Bangladesh is extremely vulnerable to climate change impacts mainly because of its low lying geographic position, high population density, poverty and high dependency on agriculture. Flood is a regular phenomenon where about 70% land is usually affected every year. Besides, cyclones, riverbank erosion, landslides, salinity intrusion, thunderstorms, droughts and heavy rainfall frequently affect the country. Evidently, the incidents and intensity of these climatic events are growing further due to climate change. Therefore, climate change is now considered as a major development enemy in Bangladesh.    

Given that, Bangladesh is well advanced among the Least Developed Countries (LCDs) in addressing the climate change and its detrimental effects. This country has recently adopted two comprehensive national plans on climate change that address both adaptation and mitigation. All state and non-state institutional actors are recognised in these plans to be involved in a well-coordinated manner to face the challenge of climate change. Importantly, national development plans have incorporated these climate change plans with a view to mainstream climate change issue in national development process. As a result, an institutional network has already been developed to address climate change in Bangladesh. This article will explore the scale of climate change network and its potential to address climate change.
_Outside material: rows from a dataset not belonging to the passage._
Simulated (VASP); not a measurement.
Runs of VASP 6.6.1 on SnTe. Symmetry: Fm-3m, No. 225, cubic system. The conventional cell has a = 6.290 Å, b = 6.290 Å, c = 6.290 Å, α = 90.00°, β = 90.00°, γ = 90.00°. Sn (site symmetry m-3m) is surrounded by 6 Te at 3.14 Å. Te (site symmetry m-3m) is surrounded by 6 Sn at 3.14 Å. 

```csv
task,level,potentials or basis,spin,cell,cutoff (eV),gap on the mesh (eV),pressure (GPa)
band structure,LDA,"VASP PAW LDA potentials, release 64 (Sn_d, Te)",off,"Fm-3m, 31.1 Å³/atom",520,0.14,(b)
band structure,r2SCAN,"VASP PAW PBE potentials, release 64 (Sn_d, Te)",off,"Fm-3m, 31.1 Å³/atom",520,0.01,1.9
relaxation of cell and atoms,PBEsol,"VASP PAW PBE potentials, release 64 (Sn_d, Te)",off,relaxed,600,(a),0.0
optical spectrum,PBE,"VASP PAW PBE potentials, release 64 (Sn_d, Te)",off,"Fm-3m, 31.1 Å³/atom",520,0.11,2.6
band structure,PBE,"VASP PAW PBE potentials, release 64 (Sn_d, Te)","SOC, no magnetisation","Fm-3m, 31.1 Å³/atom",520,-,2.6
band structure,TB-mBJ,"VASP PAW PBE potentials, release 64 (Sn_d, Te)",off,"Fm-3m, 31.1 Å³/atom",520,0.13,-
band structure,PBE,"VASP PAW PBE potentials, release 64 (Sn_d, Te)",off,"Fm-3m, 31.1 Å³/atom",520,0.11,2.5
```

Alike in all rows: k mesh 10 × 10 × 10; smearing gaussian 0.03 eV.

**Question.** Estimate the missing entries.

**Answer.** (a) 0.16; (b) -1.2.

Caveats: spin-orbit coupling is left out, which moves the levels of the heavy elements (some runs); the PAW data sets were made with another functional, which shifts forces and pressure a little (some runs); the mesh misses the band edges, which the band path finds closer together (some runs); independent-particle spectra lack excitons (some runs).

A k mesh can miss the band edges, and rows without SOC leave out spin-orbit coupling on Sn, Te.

The Climate Change Unit (CCU) of the Ministry of Environment and Forest (MoEF) is the central point of climate change governance in Bangladesh. This unit operates with the overall direction of the National Environment Committee headed by the Prime Minister and the National Steering Committee on Climate Change chaired by the Minister, the MoEF. The overall responsibility of CCU is to coordinate and facilitate the activities of line ministries as well as maintain network with all other relevant state and non-state actors. Every concern line ministry has Climate Change Focal Point that administers (from designing and seeking approval from the CCU to help implementation) climate change related projects and programmes under its jurisdiction (subordinate department/institutions) in coordination with CCU.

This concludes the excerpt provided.